Tuesday, August 02, 2005

A demonstration of impotence


In the end, I'm half-glad, half-sorry I couldn't go to the demonstration against the government's new protest exclusion zone around Parliament.

Half-glad, not only because it meant I wouldn't be arrested (which can't be pleasant, no matter how much of a martyr you may wish to be), but also because the whole event was a bit of a damp squib. I say this partly because I saw the feeble media coverage, and partly because nothing very much happened except a bit of point-scoring by both sides.

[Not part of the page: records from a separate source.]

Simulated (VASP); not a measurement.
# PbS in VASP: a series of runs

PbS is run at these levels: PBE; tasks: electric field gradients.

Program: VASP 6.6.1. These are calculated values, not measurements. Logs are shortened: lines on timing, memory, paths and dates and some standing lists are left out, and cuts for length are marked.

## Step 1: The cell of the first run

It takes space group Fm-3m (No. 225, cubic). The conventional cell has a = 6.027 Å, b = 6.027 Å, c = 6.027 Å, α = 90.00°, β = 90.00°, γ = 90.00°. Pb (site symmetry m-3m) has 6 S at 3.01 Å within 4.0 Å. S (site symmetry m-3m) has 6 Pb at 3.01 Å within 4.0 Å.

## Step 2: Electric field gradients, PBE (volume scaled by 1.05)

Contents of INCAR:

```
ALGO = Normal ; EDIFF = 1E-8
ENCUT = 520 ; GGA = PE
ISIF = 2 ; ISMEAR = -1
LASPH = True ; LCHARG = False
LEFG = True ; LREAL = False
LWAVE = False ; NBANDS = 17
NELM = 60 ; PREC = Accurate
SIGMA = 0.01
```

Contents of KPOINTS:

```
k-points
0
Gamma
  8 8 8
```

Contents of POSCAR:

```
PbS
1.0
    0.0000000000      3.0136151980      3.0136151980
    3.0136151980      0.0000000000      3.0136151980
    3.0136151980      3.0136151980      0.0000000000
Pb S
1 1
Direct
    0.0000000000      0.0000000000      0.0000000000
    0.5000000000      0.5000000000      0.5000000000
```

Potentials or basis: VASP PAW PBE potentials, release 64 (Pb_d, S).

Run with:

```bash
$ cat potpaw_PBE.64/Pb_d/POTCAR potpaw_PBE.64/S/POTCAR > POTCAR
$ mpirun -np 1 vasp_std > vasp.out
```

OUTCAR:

First, the media coverage. There was no report of the demonstration on the BBC Ten O'Clock News. There was a (very) brief report on BBC London, straight after the main news. The report made it look as if the 'usual suspects' (disaffected lefties and trouble-makers) had turned up for a meaningless protest. The cameras made sure they were pointed at the core group of protesters, so that there appeared to be only about thirty people there (the actual number between seventy and three hundred, depending on which source you read). They also made sure they filmed a verbal altercation between the campaigners and some upper-middle-class buffoon who just happened to be passing by and decided to castigate the demonstrators for diverting police attention away from fighting terrorism. Finally, the cameras made sure they concentrated on the placards reading everything from "Justice for Palestine" to "Bring the Troops Home". Which begs the question - if you're going to have a protest against limiting the right to demonstrate, why the hell mix up all the other (perfectly reasonable, but irrelevant) left-wing causes in the same protest? It doesn't reinforce the message, it dilutes it. The viewing public, watching the report, would have come away with no idea of what the protest was about, and the impression that "it's that bunch of leftie loonies again".

All right, this is not the fault of the demonstrators - they can't control what the media chooses to report, and how those reports are edited. But they, like all of us, live in a media-savvy age and they must have been aware of how the media would try to control the message. Targeting the protest more efficiently might have ensured the real message got through better, instead of being written off as 'same old same old'. Now you're going to ask me how I would have done that. Read on.

Second, the protest itself doesn't seem to have been up to much. I'm not just judging this on the basis of the BBC's coverage. Bringing out a few hundred people in such an important cause looks like a fairly pathetic (and apathetic) response. According to Blurred Clarity's report all was going well until the police handed out a dispersal order. Read that again: no baton charges (there were cameras there, the police aren't stupid) - just handing out a dispersal order. The response was clever but, again, irrelevant: Tim pointed out that the dispersal order breached copyright. Tim, I have huge amounts of respect for you, as you know, but did you really think that this kind of response was going to be greeted with anything other than indifference and contempt by the police? And do you think BTex, who own the copyright on the map used, are really going to sue the police or the Home Office? You may be technically in the right, but this sort of intellectual point-scoring merely looks childish.

Anyway, as Tim points out in his report, there were no arrests of high-profile people like Lauren Booth, just little old ladies and a Palestinian. The police successfully kept the event low-key and low-hysteria. They know how to 'manage the message'.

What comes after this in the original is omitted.